Donald Trump and Adolf Hitler are both skewered in Studio Theatre's current production of A Bright Room Called Day.
REVIEW
A Bright Room Called Day
Studio Theatre
Runs until Saturday, Oct. 21
Timms Centre for the Arts
87 Ave. and 112 St.
Tickets: $12 to $25. Call 780-492-2495 or online at http://www.ualberta.ca/artshows
There is no doubt American playwright Tony Kushner's
A Bright Room Called Day playing at the Timms Centre asks many questions.
But the questions are blurred and the answers even less forthcoming.
A Bright Room was one of Kushner's early works originally produced in 1985 by New York's Heat and Light Company. It sought to align President Reagan's questionable political strategies to Adolph Hitler's swift ascent to power.
With the permission of Kushner, University of Alberta MFA directing candidate Brenley Charkow has updated the script to the 21st century and President Trump is the target.
The first act is set primarily in a 1932 Berlin apartment where a half-dozen bohemian friends meet regularly. These liberal, left-leaning artists sit around a table drinking, eating, laughing and debating various political ideologies.
The characters are a Hungarian cameraman, a Communist sympathizer, an opium-addicted actress and an openly homosexual sexologist. Weaving in and out of the apartment is a phantom-like, homeless old woman.
As political uncertainty escalates, these ordinary men and women find themselves thrown off balance, and their personal and interpersonal tensions rise.
With Fascist party members controlling every aspect of society, each character faces three choices – take a stand, escape using false passports or try to survive the onslaught of misery.
The connection to the 21st century is formed through Zillah, a modern, disenchanted Jewish character who moves to Germany. Through her fascination with history, she witnesses the end of the Weimar Germany all the while spewing venom at Trump's personal choices and political policies.

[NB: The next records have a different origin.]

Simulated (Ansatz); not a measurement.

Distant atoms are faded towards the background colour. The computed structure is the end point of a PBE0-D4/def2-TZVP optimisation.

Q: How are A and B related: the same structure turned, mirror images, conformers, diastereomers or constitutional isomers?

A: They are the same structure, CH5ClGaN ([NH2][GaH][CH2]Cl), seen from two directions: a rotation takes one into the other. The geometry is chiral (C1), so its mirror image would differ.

Through Zillah, Charkow in her updates, clearly equates the Reichstag burning and the genocidal policies of the Third Reich to Trump's Charlottesville riots and North Korean nuclear standoff.
Judging by Trump's contentious policies and statements, he needs to be reined in. However Zillah's analyses of history in comparing the United States president to Hitler are at times questionable.
It's clear Kushner sympathizes with liberal and leftist moral outrage, but the characters frequent lapses into pseudo-intellectualism goes nowhere and often sow the seeds of failure.
The playwright adapts a Brechtian patina resulting in the production moving fairly slowly. At times it even threatens to lose momentum.
However, the fourth year Bachelor of Fine Arts actors' solid chemistry and compassion for their characters keep it on track.
Erin Pettifor's Agnes, whose apartment is command central, is gentle, ambivalent and confused. Joel David Taylor, Agnes' one-eyed boyfriend, is both a hot-headed Trotsky revolutionary and caring lover.
Hayley Moorhouse as Gotchling, an underground Communist rebel, delivers not only a strong manifesto, but a commanding presence. And Silverius Materi as Baz, the sexologist, exquisitely balances the line between flamboyance, sensitivity and terror.
As the lone American dissident, Hillary Warden's Zillah is at once over-the-top as well as naive and mutinous.
To enhance the ambience, sound designer Michael Caron has selected a blend of 1930s music that is sweetly innocent, a sharp contrast to the black and white film clips of Hitler's Nazi regime and the gas chambers.
Set designer Lee Livingstone's traditional apartment set is framed by a surtitle sign that flashes a play-by-play of political events occurring from 1932 to 1933. Although the surtitles provide a helpful guide to Hitler's rise to power, at times it feels as if the live action on stage is a mere fill for the political flashes.
A Bright Room Called Day is very much an intellectual slice of theatre. This production distances itself from emotion and asks us to consider what we would do similar situations. If current political policies threaten our democratic institutions, what would you do?